Winter is seizing us all by the throat, in this part of the country. The sudden blanketings and un-blanketings of the hills—snows and thaws in wonderfully complete alternation—affect the Highland health. One of my stoutest neighbors, a river sloop-man used to all manner of exposure, died yesterday of the prevailing bronchitis. My family table assembles a half-dozen, varied influenzas—a putting out of tune of its usual accord of voices, which, to one who relies upon it for his only music, is quite an interruption of comfort.

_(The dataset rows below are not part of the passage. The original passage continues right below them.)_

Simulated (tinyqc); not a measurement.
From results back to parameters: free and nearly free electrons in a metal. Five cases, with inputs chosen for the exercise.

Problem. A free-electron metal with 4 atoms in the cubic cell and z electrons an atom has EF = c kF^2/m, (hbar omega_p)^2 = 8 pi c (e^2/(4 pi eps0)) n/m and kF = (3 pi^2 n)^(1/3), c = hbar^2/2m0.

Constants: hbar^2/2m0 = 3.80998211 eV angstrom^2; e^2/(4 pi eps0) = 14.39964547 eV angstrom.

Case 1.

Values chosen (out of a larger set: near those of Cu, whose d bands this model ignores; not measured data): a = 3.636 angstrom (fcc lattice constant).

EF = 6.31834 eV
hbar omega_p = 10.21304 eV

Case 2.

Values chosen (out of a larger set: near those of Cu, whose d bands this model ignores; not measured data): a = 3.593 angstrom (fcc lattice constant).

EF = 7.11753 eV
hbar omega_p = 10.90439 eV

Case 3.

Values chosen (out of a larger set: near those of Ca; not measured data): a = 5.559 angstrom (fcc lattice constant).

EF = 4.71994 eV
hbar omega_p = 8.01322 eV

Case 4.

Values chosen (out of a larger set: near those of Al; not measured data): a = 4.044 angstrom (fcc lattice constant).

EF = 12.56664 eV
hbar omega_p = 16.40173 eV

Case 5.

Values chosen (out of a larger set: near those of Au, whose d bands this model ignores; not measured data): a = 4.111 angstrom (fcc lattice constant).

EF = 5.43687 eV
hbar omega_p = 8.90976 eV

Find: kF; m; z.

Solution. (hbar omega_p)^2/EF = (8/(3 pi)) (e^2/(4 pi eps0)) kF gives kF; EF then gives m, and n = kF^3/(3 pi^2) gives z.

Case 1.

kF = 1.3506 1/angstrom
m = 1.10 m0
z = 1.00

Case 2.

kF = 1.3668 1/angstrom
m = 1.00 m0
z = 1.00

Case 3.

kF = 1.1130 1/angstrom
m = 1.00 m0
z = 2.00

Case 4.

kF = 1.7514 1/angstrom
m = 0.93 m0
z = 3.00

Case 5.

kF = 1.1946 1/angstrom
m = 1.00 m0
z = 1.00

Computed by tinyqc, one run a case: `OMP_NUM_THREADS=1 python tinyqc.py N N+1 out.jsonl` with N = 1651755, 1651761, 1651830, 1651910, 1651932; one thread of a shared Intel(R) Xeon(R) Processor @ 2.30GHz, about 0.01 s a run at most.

On my favorite curative principle of counter-irritation, I started off, with a stuffed head, for a sharp trot in the snow-storm, a day or two ago, and so chanced to see one of those private theatricals with which Nature makes our country entertainments correspond to the dramatic season in the city. I had been gone two hours among the hills, and the sky and my mucous membranes had meantime been clearing up together. It had stopped snowing and I had stopped snuffling; and the sun was setting with a glow in the west, of which the blood in my veins felt like a rosy partaker. Slacking rein as I entered the gate, and removing a pair of "green goggles" (excellent uglinesses with which to protect weak eyes from the patter as well as the glare of the snow in riding), I became suddenly aware of a scene of extraordinary beauty. The soft and feathery snow had so completely foliaged the trees that they looked full and shady, as in June. The woods on either side had the expression of leafy impenetrableness which enchants the forever-refuge-seeking eye; the meadows and slopes were carpeted with the evenness of a lawn; and over all was spread the warm color of the kindling sunset. It was midsummer, performed in white—its burden of leaves all there, and its press and crowd of flowers inimitably copied in snowflakes. The picturesque and beautiful half mile from the river-gate to our door—over meadow and brook, and along the wooded terraces and rocky precipices of the glen—will never be more superb in summer than as I saw it—(riding alone, too, a most unwilling millionaire, to have such a wealthy of splendor all to myself)—in the middle of winter.

(What tempting subjects are these glories of Nature with no events to them—so thrilling to the beholder and so tiresome at second-hand! I have indulged this time, but give me credit for twenty resistances.)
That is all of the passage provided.